Serbian workers owed thousands for ESB network job

Serbians working on the ESB’s €3bn network renewal programme are owed up to €40,000 each in pay arrears, it emerged today.

Serbian workers owed thousands for ESB network job

Serbians working on the ESB’s €3bn network renewal programme are owed up to €40,000 each in pay arrears, it emerged today.

The Technical Engineering and Electrical Union discovered that linesmen/electricians recruited by a Belgrade-based firm were earning less than €5 an hour.

After raising the issue with the ESB and the main contractor on the site, Laing O’Rourke Utilities (Ireland) Ltd, the union secured the proper rates for the Serbians who were working at various locations in the North Midlands.

But Energoprojekt Oprema a.d. and Laing O’Rourke have failed to pay the employees, some who have worked on the sites for three years, arrears.

TEEU general secretary Owen Wills said: “We never thought that two weeks after exposing a low-pay Gama-type situation at Moneypoint we would have to go public on a similar, even bigger scandal involving the ESB and one of the largest construction companies in the state.

“The victims are inevitably the most vulnerable members of the workforce.”

The union intervention resulted in the workers’ wages being increased to the basic electrical contracting rates of €17 plus per hour.

The Serbians were being paid "overtime" on weekends of €6.80 per hour, when the rate should have been between €26-37 an hour.

The shortfall for most employees is believed to be more than €315 a week, or €16,410 a year.

Concerns were also raised as to why 50 of the 96 TEEU members with the Belgrade firm failed to return to Ireland after the Christmas holidays.

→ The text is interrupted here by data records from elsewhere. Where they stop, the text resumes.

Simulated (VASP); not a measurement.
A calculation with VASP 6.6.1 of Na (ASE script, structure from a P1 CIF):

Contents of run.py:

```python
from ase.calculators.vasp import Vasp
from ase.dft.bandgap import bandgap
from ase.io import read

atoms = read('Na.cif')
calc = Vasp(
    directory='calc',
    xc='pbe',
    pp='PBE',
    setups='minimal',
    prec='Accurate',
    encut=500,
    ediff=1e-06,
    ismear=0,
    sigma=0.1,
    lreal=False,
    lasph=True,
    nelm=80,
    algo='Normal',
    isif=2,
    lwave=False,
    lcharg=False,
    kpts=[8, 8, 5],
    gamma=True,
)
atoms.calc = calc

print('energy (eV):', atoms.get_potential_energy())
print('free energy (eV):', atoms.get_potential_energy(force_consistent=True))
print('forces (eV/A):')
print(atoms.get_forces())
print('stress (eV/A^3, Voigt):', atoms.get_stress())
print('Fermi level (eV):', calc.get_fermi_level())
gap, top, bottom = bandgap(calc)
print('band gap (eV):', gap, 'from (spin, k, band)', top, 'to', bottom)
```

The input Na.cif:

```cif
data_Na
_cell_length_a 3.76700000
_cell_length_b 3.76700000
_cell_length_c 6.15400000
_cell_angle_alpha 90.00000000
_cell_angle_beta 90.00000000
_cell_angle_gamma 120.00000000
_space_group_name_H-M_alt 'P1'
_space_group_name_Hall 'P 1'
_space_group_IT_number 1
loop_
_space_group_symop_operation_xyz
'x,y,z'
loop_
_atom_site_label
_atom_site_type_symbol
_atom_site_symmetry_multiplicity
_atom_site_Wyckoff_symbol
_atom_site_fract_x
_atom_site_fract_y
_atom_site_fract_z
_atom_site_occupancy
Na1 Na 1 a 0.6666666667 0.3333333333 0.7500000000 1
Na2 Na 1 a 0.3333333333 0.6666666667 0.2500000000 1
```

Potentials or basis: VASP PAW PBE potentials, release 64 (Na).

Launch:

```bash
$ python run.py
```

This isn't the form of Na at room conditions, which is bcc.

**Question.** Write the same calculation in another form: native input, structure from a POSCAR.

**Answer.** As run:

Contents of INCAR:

The union is calling for a guarantee that none of its members will be deported and for all employees, including those who remained in Serbia, to be paid arrears in full.

Last week TEEU Assistant General Secretary Eamon Devoy met some of the workers who feared if the matter was taken any further their work permits would be withdrawn and they would never work in Ireland or Serbia again.